People had been working for so many years to make the world a safe, organized place.

Nobody realized how boring it would become.

With the whole world property-lined and speed-limited and zoned and taxed and regulated, with everyone tested and registered and addressed and recorded.

Nobody had left much room for adventure, except maybe the kind you could buy.

On a roller coaster. At a movie.

Still, it would always be that kind of faux excitement.

You know the dinosaurs aren’t going to eat the kids.

The test audiences have outvoted any chance of even a major faux disaster.

And because there’s no possibility of real disaster, real risk, we’re left with no chance for real salvation.

Real elation. Real excitement. Joy. Discovery. Invention.

The laws that keep us safe, these same laws condemn us to boredom.

Without access to true chaos, we’ll never have true peace.

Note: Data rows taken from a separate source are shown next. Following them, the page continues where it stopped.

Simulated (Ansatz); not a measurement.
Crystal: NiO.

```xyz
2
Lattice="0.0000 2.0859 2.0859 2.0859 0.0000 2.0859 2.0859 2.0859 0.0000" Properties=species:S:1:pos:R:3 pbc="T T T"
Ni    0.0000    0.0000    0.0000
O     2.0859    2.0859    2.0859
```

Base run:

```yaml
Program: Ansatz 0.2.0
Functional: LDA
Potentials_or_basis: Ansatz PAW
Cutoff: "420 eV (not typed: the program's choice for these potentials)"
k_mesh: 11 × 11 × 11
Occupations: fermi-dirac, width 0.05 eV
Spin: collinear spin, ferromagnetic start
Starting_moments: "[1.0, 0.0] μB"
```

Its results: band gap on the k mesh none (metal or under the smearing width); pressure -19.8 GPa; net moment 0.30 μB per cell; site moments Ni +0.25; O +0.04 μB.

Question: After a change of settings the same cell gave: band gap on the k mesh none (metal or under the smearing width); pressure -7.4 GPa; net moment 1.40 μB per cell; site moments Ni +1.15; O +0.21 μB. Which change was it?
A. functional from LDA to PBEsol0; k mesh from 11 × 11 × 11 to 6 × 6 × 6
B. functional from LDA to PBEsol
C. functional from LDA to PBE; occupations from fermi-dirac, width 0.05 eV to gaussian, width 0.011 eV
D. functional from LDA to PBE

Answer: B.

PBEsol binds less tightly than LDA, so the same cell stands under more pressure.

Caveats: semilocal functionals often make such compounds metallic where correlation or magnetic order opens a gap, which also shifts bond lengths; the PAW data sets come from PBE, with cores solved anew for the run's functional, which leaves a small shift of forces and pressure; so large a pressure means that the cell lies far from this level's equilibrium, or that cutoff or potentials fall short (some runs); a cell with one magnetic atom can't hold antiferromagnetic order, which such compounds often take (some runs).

Chuck Palahniuk (born February 21, 1962) is an American novelist and freelance journalist, who describes his work as transgressional fiction.

He is the author of the award-winning novel Fight Club, which also was made into a popular film of the same name.

The narratives of Palahniuk‘s books often are structured in medias res, starting at the temporal end, with the protagonist recounting the events that led up to the point at which the book begins. 

Palahniuk says that his writing style has been influenced by authors such as the minimalist Tom Spanbauer, Amy Hempel, Mark Richard, Denis Johnson, Thom Jones, Bret Easton Ellis and philosophers Michel Foucault and Albert Camus.

In what the author refers to as a minimalistic approach, his writings include a limited vocabulary and short sentences to mimic the way that an average person telling a story would speak.

In an interview, he said that he „prefers to write in verbs instead of adjectives.“

Repetitions of certain lines or phrases in the story narrative (what Palahniuk refers to as „choruses“) are one of the most common characteristics of his writing style, being dispersed within most chapters of his novels.

The characters in Palahniuk‘s stories often break into philosophical asides (either by the narrator to the reader, or spoken to the narrator through dialogue), offering numerous odd theories and opinions, often misanthropic or darkly absurdist in nature, on complex issues such as death, morality, childhood, parenthood and a deity.

Other concepts borrowed from Spanbauer include the avoidance of „received text“ (cliched phrases or wording) and use of „burnt tongue“ (intentionally odd wording).